Equivalence of Definitions of Unital Associative Commutative Algebra/Correspondence
Theorem
Let $A$ be a commutative ring with unity.
Let $B$ be a algebra over $A$ that is unital, associative and commutative.
Let $\struct {C, f}$ be a ring under $A$.
The following statements are equivalent:
- $(1): \quad C$ is the underlying ring of $B$ and $f: A \to C$ is the canonical homomorphism to the unital algebra $B$.
- $(2): \quad B$ is the algebra defined by $f$.
Proof
Let $\cdot: A \times B \to B$ the ring action of $B$.
$(1)$ implies $(2)$
Let $C$ equal the underlying ring of $B$ and $f: A \to C$ equal the canonical mapping to the unital algebra $B$.

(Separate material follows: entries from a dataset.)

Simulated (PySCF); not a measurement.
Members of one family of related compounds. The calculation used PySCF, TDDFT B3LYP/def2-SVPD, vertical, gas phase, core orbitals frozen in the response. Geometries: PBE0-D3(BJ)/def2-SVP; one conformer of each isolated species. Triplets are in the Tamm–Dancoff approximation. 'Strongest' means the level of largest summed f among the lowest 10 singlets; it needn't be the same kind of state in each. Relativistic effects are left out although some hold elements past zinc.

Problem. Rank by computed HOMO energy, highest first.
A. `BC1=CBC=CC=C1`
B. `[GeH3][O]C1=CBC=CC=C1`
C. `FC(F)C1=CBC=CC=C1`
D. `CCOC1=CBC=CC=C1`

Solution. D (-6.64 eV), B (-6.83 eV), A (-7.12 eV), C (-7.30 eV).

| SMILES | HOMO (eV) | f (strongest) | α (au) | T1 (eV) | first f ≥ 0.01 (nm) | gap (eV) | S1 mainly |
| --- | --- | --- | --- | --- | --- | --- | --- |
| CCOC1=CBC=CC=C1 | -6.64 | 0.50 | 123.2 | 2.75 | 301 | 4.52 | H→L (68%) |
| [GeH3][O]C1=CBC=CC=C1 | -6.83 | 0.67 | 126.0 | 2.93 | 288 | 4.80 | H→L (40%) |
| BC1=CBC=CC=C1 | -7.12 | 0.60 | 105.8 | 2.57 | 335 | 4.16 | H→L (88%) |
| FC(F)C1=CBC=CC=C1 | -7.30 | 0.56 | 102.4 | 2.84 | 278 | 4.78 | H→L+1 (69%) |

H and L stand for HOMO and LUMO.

We show that $B$ is the algebra defined by $f$.
Addition
By definition of the underlying ring of $B$, the addition of $C$ is the addition of $B$, say $+$.
By definition of the module defined by $f$, the addition of the algebra defined by $f$ is also $+$.
Multiplication
By definition of the underlying ring of $B$, the multiplication of $C$ is the ring product of $B$, say $\times$.
By definition of the algebra defined by $f$, its multiplication is also $\times$.
Ring action
It remains to show that the ring action $\cdot$ of $B$ is the ring action $*$ of the module defined by $f$.
We have, for $a \in A$ and $b \in B$:
| \(\ds a * b\) | \(=\) | \(\ds \map f a \times b\) | Definition of Module Defined by Ring Homomorphism | |||||||||||
| \(\ds \) | \(=\) | \(\ds \paren {a \cdot 1_B} \times b\) | Definition of Canonical Homomorphism from Ring to Unital Algebra | |||||||||||
| \(\ds \) | \(=\) | \(\ds a \cdot \paren {1_B \times b}\) | Definition of Bilinear Mapping | |||||||||||
| \(\ds \) | \(=\) | \(\ds a \cdot b\) | Definition of Unit of Algebra |
$\Box$
2 implies 1
Let $B$ equal the algebra defined by $f$.
Addition
By definition of the module defined by $f$, the addition of $B$ is the addition of $C$, say $+$.
By definition of the underlying ring of $B$, its addition is also $+$.
Multiplication
By definition of the algebra defined by $f$, the multiplication of $B$ is the ring product of $C$, say $\times$.
By definition of the underlying ring of $B$, its multiplication is also $\times$.
Thus $C$ is the underlying ring of $B$.
Homomorphism
By Identity is Unique, the unit $1_B$ of $B$ equals the unity $1_C$ of $C$.
Let $g: A \to B$ be the canonical mapping.
We show that $g = f$.
We have, for $a \in A$:
| \(\ds \map g a\) | \(=\) | \(\ds a \cdot 1_B\) | Definition of Canonical Homomorphism from Ring to Unital Algebra | |||||||||||
| \(\ds \) | \(=\) | \(\ds a \cdot 1_C\) | $1_B = 1_C$ | |||||||||||
| \(\ds \) | \(=\) | \(\ds \map f a \times 1_C\) | Definition of Module Defined by Ring Homomorphism | |||||||||||
| \(\ds \) | \(=\) | \(\ds \map f a\) | Definition of Unity of Ring |
$\blacksquare$